How to word an RSVP so guests actually reply

Chasing RSVPs is every couple's least favourite part of wedding planning. Here's how to word yours — and set up the whole system — so guests reply the first time.

You set a deadline. You worded the invitation beautifully. You waited. And then two weeks past the RSVP date, there are still twelve people who haven't replied.

This is, unfortunately, almost universal. The RSVP problem is not about bad guests — most people mean to reply and simply don't. But there are things you can do at the wording stage that dramatically improve your reply rate.

The single biggest improvement: make replying easy

If someone has to search for a stamp, find an envelope, remember your address, and actually get to a post box, a proportion of them simply won't do it. Every additional step loses you replies.

Digital RSVPs — a simple link people click on their phone — solve this entirely. Guests tap, confirm, and they're done. The replies come in automatically. You don't have to chase anyone for their return address.

If you're using a wedding website or a platform like OurGuestbook, share the RSVP link on your invitation and make it as prominent as possible.

Wording that actually works

The most common mistake is being vague about what "RSVP" means and by when. Guests see it as a formality; most don't read dates carefully. Be specific and slightly warmer than you think you need to be.

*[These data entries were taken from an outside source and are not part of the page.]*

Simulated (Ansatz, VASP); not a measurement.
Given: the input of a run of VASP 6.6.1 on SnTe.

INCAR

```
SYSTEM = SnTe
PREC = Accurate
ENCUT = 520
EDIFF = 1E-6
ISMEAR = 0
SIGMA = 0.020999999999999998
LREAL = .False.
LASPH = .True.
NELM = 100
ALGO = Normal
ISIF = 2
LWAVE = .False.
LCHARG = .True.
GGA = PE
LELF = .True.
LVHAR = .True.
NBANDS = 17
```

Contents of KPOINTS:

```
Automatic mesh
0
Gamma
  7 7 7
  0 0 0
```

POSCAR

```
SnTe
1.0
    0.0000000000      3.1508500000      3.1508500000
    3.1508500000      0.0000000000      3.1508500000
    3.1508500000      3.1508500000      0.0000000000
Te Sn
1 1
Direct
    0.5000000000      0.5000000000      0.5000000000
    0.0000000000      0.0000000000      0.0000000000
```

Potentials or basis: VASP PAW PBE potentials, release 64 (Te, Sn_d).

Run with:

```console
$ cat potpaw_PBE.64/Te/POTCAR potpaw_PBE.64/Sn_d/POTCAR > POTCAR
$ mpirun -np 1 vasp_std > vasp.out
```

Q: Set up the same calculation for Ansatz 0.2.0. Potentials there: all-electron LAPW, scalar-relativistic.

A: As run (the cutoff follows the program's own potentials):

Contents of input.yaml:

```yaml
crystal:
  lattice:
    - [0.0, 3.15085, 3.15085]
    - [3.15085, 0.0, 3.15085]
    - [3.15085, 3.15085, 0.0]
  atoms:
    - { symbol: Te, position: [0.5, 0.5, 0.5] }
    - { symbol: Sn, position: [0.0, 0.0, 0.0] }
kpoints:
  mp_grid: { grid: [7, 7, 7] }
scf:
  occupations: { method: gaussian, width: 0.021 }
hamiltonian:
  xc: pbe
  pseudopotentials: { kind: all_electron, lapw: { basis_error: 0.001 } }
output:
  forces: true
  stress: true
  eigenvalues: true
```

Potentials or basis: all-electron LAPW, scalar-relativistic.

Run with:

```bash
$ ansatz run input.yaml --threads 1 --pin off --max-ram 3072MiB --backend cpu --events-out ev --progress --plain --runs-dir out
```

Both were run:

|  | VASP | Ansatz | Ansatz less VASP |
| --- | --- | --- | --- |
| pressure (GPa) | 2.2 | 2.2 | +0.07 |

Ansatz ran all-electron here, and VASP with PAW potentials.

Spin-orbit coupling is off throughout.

Version 1 — Direct and clear:

Please let us know if you can join us by 1st August 2026.
RSVP at: ourguestbook.co.uk/your-wedding

Version 2 — Warmer:

So we can make sure there's a seat with your name on it, please RSVP by 1st August 2026.
You can reply in one tap at: [link]

Version 3 — With a gentle consequence:

We need final numbers by 1st August — after that date, we won't be able to guarantee your meal choice.
Please reply at: [link]

The mention of meal choice in Version 3 creates real stakes. People who would otherwise procrastinate often reply promptly when they understand something tangible depends on it.

Setting the right deadline

Set your RSVP deadline 6–8 weeks before your wedding. This gives you time to:

  • Chase non-respondents (which you will need to do)
  • Give final numbers to your venue (usually required 2–4 weeks before)
  • Sort place cards, seating plans, and menu choices
  • Order any extra supplies based on final headcount

Don't set the deadline too early — if you ask people to RSVP six months before the wedding, they'll forget or their circumstances will change. Don't set it too late — two weeks before the wedding leaves you no buffer if the venue needs numbers earlier.

What to include in your RSVP section

At minimum:

  • Deadline — the specific date
  • How to reply — link, email, or return card
  • What information you need — attendance, dietary requirements, song request (optional but fun)

If you're doing meal choices and guests need to select from a menu, list the options clearly. If you have accessibility requirements to consider, make it easy for guests to let you know discreetly.

The dietary requirements question

Ask it on every RSVP. Specifically: "Do you have any dietary requirements or allergies we should know about?"

Don't assume you already know — people develop allergies, preferences change, and your coeliac guest you invited three months ago has probably been assuming you'll just know. Make them tell you every time.

What to do about non-respondents

Even with a clear deadline and an easy reply method, some guests won't respond. Here is what you do:

One week before the deadline: send a gentle reminder to everyone who hasn't replied yet. Something like: "Just a quick nudge — we need final numbers by Friday! Please let us know at [link]."

After the deadline: reach out personally to anyone still outstanding. A WhatsApp message is completely appropriate: "Hey — we haven't heard back from you yet, just want to check if you're coming? Need to know for the venue!"

Most of the time, it's just procrastination. People want to come, they just keep forgetting to reply. A personal message almost always gets an immediate response.

After the personal message: if you still haven't heard from someone after a direct message, you can reasonably assume they're not coming. Give them one more day, then move on. If they then turn up on the day, that is a venue problem, not a you problem.

The real solution: digital invitations

Paper RSVP cards with return postage are charming, but they create a logistical bottleneck. Someone has to sort them as they arrive, input responses into a spreadsheet, and track what's still missing.

Digital invitations with built-in RSVP tracking do this automatically. You see in real time who has replied, what their dietary requirements are, and who still needs a chase. When the reply comes in at 11pm on a Tuesday, you don't need to be awake to record it.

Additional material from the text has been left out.